Turning Yourself Into A Myth
Updated: Jul 16
Once of the reasons I love working with creative projects is that it ends up giving me inspiration for my own work. This year I ran a project called Write By You, where I put on workshops for young, diverse, female writers in North London. I’m in the process of putting the work they produced into an anthology and it’s wonderful to see the work they came up with.
Now, Write By You is a company and we’re expanding to work with schools. At the moment, I’m running a series of workshops for a target group of girls in a school in the South of England. The idea is to get them thinking about themselves and their identity in their writing. To loosen up their creative muscles and feel more confident with their voice.
Here's Nuwa, the snake goddess.
Today, I ran a workshop on ‘turning yourself into a myth.’ It started out with them writing a list of ‘memory nouns’ – important things from their past that brought back particular memories or feelings. Then we talked about myths. In researching the session, I came across some awesome female figures for them to talk about. With Circe and the ‘girls’ from the Odyssey getting their say, I figured it would be good for them to carry on this tradition.
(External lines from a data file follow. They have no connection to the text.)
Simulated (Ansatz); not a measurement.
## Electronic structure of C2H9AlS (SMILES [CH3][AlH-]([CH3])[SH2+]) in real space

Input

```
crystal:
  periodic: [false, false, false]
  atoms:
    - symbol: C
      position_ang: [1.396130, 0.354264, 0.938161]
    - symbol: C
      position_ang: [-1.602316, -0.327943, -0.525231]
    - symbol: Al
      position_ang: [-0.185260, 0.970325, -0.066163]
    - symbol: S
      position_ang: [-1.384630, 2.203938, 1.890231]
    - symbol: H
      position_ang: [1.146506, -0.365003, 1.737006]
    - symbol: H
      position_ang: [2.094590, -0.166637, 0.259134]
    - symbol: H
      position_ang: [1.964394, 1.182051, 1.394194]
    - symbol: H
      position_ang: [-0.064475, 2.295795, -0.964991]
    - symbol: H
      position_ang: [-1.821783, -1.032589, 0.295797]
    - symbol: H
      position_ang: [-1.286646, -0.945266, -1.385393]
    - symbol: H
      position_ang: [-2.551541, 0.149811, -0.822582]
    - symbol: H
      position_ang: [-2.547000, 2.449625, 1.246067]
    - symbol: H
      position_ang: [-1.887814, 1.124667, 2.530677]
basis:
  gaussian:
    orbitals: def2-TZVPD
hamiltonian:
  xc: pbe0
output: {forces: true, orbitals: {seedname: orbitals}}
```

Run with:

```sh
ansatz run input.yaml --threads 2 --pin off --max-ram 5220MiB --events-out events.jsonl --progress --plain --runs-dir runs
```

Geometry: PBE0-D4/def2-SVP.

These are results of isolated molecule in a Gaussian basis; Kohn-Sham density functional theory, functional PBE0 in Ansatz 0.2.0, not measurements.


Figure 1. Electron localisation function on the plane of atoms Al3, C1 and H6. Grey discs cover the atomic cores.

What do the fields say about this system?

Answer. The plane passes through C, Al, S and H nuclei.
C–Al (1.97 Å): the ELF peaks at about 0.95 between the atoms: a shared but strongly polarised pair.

I told them about Durga, the goddess from Hindu mythology who is stronger than all the male gods. She’s often pictured riding a lion, and has ten arms, each with a different weapon. There’s also Nuwa, the snake goddess from Chinese mythology. She is at the root of their creation myth, nice to see a woman in such a position of importance. We also talked about the banshee. A much-maligned lady who is just doing her job by warning people of an imminent death. It’s not like she causes the death, she’s just helping you to get prepared.
Why do banshees get so much hate? It's not like they kill people.
While they were doing the activities, I did them as well. I always think it’s good to share what I’m writing – no point in expecting other people to share their stuff if you’re not willing to be vulnerable. My ‘memory noun’ was a recorder. We all played them when we were kids because the school gave free lessons. The memory linked with it was that I had thrown it at my sister when we were having a particularly heated row. I missed, and it hit the cupboard behind her. That gouged hole was a constant reminder of our argument and something my sister most definitely used to remind me how mean I was!
I decided to link this with the myth of Durga, and this is what came out:
That was the day I threw the recorder at her. I didn’t know what would happen. That it would change everything. She’d told a lie, of course. That was always the thing that made me the most angry.
‘You broke Mum’s necklace,’ she said, a smirk on her face.
‘No I didn’t.’ I’d seen the pieces of it on her bedroom floor.
‘I’m going to tell her it was you.’
‘That’s not fair!’
My anger took over. It built like a fire. I reached for something, anything, to hurl in her direction.
The recorder was sat on the chest of drawers next to me. There were teeth marks on the mouthpiece. Every time I got nervous about playing in front of other people, I’d chew at its hard edge.
I grabbed it. My had felt hot. There was something else, something different. It felt like energy was rising from the ground. Like I was sucking it up from the centre of the earth.
I threw it at her head. Luckily, she moved. It flew past her head, so close it whipped the hair away from her face with the wind it made as it passed. When it hit, the wardrobe exploded. A deafening crash made the floor shake. Where it had once stood there was nothing but splinters of wood.
My sister was hunched over in the debris, her arms covering her head. She peered at me, her eyes big. Like she didn’t know who I was.
Now Durga is the kind of goddess I can get on board with.
It’s just a snippet, but I quite like the premise and it was good to do something fun with my memories. I hope you enjoyed it, and do feel free to try your own! Everyone deserves to give themselves mythical status.